# Question about flavoring lip balms



## Jezzy (Apr 9, 2011)

hi    I bought some lip balm flavors and at the website it says not to use more than 1-2%

I just made some and smell nothing! Is there a trick to making the scent come out a little more?


----------



## Genny (Apr 9, 2011)

Can I ask where you got your flavors?  & which flavors you are using?

It could be something in the lip balm that your flavors need to overpower, also.  If you don't mind could you tell us what's in your balms?

1-2% seems lower than what I've usually seen, but otherwise it's usually 3 or 4%.


----------



## Jezzy (Apr 9, 2011)

I got them from gracefruit. The one I tried today. Was tiramisu.


----------



## Genny (Apr 9, 2011)

Hmm...1% is just really not enough.  I rarely go out of the usage rates for things, but maybe try upping it a bit.  I've never had a flavor oil that I couldn't smell in the balms.  As long as it's mixed really good you should be able to smell it.


----------



## Tabitha (Apr 9, 2011)

If the supplier suggested 1% it is because the ingredients would not be safe at a higher %. They want to sell oil, it it were safe at 2% or 3% they would have suggested that higher % to sell more product. You are not privey to the ingredients in that flavor oil, they are. Flolow their instrctions. You may try phoning them but if they say 1% & you are not satisfied w/ the results look for another oil that suits you better.


----------



## Tabitha (Apr 9, 2011)

Bittercreek suggests you use 4-6% of their flavor oil in lipbalm. Know why? Because they are alreday in a natural vegetable base. I do not know the exact break down, but they could be 1 part flavor to 4 parts glycerin, or 4 parts coconut oil, etc. So it may look like you are using much more flavor oil, but it is because of the ingredients. Some are more consintrated and those you use less of.

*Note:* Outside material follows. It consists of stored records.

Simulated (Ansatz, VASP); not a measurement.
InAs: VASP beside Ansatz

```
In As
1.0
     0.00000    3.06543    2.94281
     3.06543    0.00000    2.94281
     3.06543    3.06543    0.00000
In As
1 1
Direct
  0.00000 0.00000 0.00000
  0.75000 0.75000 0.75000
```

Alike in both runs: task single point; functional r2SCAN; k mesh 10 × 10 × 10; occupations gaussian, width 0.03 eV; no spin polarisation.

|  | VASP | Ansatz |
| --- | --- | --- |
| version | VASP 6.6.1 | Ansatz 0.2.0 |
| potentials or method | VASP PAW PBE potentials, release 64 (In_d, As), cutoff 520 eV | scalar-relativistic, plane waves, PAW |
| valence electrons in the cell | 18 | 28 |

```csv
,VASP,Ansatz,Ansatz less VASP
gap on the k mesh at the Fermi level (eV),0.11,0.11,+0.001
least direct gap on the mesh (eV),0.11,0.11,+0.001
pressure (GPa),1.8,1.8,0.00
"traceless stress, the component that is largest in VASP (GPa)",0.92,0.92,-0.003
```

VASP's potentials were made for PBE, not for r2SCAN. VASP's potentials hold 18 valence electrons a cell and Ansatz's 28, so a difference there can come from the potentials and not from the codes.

You have to trust your suppliers.


----------



## Jezzy (Apr 10, 2011)

I have been looking for another supplier for the balm flavors. i haven't had much luck.


----------



## soapbuddy (Apr 10, 2011)

Adding a sweetener seems to help bring out the flavor.


----------



## Jezzy (Apr 11, 2011)

Soapbuddy, i am all ears!  :wink: Do you mean sugar or an artifical sweatner? How much would you use?


----------



## soapbuddy (Apr 11, 2011)

Jezzy said:
			
		

> Soapbuddy, i am all ears!  :wink: Do you mean sugar or an artifical sweatner? How much would you use?


I like sucralose. For a one lb. batch, all I need is just a little bit of the powder on the tip of a knife. It goes a very long day.


----------



## krissy (Apr 11, 2011)

Jezzy said:
			
		

> Soapbuddy, i am all ears!  :wink: Do you mean sugar or an artifical sweatner? How much would you use?




i use stevia extract (the powdered kind) and it works so well. i use a tiny amount too.


----------



## Jezzy (Apr 12, 2011)

Where do you buy the sweetners? (lol not sweatners) i just have saccharin at home and have never heard of the others.


----------



## AZ Soaper (Apr 18, 2011)

Not to hijack the thread, but has anyone used the flavored stevia to flavor their lip balm? I am so lip balm challenged. I can never get m flavor and sweetener to stay suspended. I was thinking if I only had to use one it might be easier


----------



## soapbuddy (Apr 18, 2011)

Jezzy said:
			
		

> Where do you buy the sweetners? (lol not sweatners) i just have saccharin at home and have never heard of the others.


You can buy pure sucralose online. It's expensive, but it will last you a loooong time.


----------



## Melodee (Apr 18, 2011)

Just my two cents worth...  When did you add your flavor oil?  Is there a chance it was too hot and it flashed off?  My vanilla can be added at 200, but I have to watch my bubblegum flavor that flashes at 125..  hth

Melodee


----------



## Araseth (Apr 19, 2011)

I've tried strawberry lip balm flavour oil from gracefruit at 1% and it was fine for me, maybe the tiramisu flavour is more subtle or like Melodee said it was too hot. justasoap.co.uk do a comparitavely smaller selection of flavour oils if you're looking to try a different supplier. Their usage rates are 3%.


----------



## Jezzy (Apr 21, 2011)

Maybe that was my problem. Maybe it was to hot...

Thanks!


----------



## Fairycharmed (Jun 3, 2011)

*check your oil...*

Make sure you bought a FLAVOR oil and not a FRAGRANCE oil...I've known websites to mix those two together and that gets very confusing.

also I agree with the other posters...Most Flavor Oils recommend a 2-4% ratio of flavor oil to base in order to really get your money's worth

Hopefully you're doing a glass plate test with every lip balm batch in order to get a feeling for the flavor and the scent.

I use TheSage.com for my flavors and am branching out into two other suppliers...  I've never seen any one advertise 1% ratio except for flavors that are VERY strong to begin with (Cinnamon, Basil, Rosemary to name a few)

Here's hoping it all worked out


----------